North Korea offers more talks after nuclear no-deal in Hanoi

HANOI (AFP) – North Korea yesterday promised further negotiations with the United States (US), as both sides sought to hold open the door while staking out their positions after their Hanoi summit spectacularly failed to produce a nuclear deal.

The second meeting between the North’s leader Kim Jong-un and US President Donald Trump broke up in disarray on Thursday, with a signing ceremony cancelled and no joint communiqué issued.

Each sought to blame the other’s intransigence for the deadlock, with Trump saying Pyongyang wanted all sanctions imposed on it over its banned weapons programmes lifted.

But in a rare late-night press briefing, the North Korean Foreign Minister said it had only wanted some of the measures eased, and that its offer to close “all the nuclear production facilities” at its Yongbyon complex was the best it could ever offer.

Despite the deadlock, the North’s official KCNA news agency reported yesterday that the two leaders had had a “constructive and candid exchange”.

North Korea’s leader Kim Jong-un and Vietnam’s President Nguyen Phu Trong attend a welcoming ceremony and review an honour guard at the Presidential Palace in Hanoi. – AFP

Relations between the two countries – on opposite sides of the technically still-unfinished Korean War – had been “characterised by mistrust and antagonism” for decades, it said, and there were “inevitable hardships and difficulties” on the way to forging a new relationship.

It described the Hanoi meeting as “successful” and said Kim had promised Trump another encounter.

Similarly, Trump said before leaving the Vietnamese capital that he hoped to meet Kim again.

“Sometimes you have to walk and this was just one of those times,” an unusually downbeat Trump told reporters.

“I’d much rather do it right than do it fast,” he said, while reaffirming his “close relationship” with Kim. “There’s a warmth that we have and I hope that stays, I think it will.”

South Korea’s dovish President Moon Jae-in, who has brokered talks between the US and the North, sought to take the positives.

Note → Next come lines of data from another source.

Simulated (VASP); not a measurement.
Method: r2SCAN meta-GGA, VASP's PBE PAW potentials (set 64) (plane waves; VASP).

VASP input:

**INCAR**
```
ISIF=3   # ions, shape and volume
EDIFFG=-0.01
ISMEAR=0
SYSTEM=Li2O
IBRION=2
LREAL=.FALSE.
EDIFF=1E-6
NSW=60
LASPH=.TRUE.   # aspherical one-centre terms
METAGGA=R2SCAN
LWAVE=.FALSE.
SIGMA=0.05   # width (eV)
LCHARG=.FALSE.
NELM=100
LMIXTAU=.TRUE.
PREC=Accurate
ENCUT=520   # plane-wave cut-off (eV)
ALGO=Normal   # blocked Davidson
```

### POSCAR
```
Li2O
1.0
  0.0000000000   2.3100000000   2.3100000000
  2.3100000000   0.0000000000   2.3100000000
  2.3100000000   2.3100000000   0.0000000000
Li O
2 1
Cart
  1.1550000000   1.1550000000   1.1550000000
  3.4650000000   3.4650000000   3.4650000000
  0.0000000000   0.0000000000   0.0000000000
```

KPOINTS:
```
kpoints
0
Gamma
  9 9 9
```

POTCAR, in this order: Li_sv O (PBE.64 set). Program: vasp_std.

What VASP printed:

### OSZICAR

The talks had made “meaningful progress”, with Trump and Kim building “more trust” and “mutual understanding”, Moon said in a speech in Seoul. The outcome in Hanoi fell far short of the pre-meeting expectations and hopes, after critics said their initial historic meeting in Singapore – which produced only a vague commitment from Kim to work “towards complete denuclearisation of the Korean peninsula” – was more style over substance.

According to senior US officials, in the week leading up to the Hanoi summit the North Koreans had demanded the lifting of effectively all the UN Security Council economic sanctions imposed on Pyongyang since March 2016.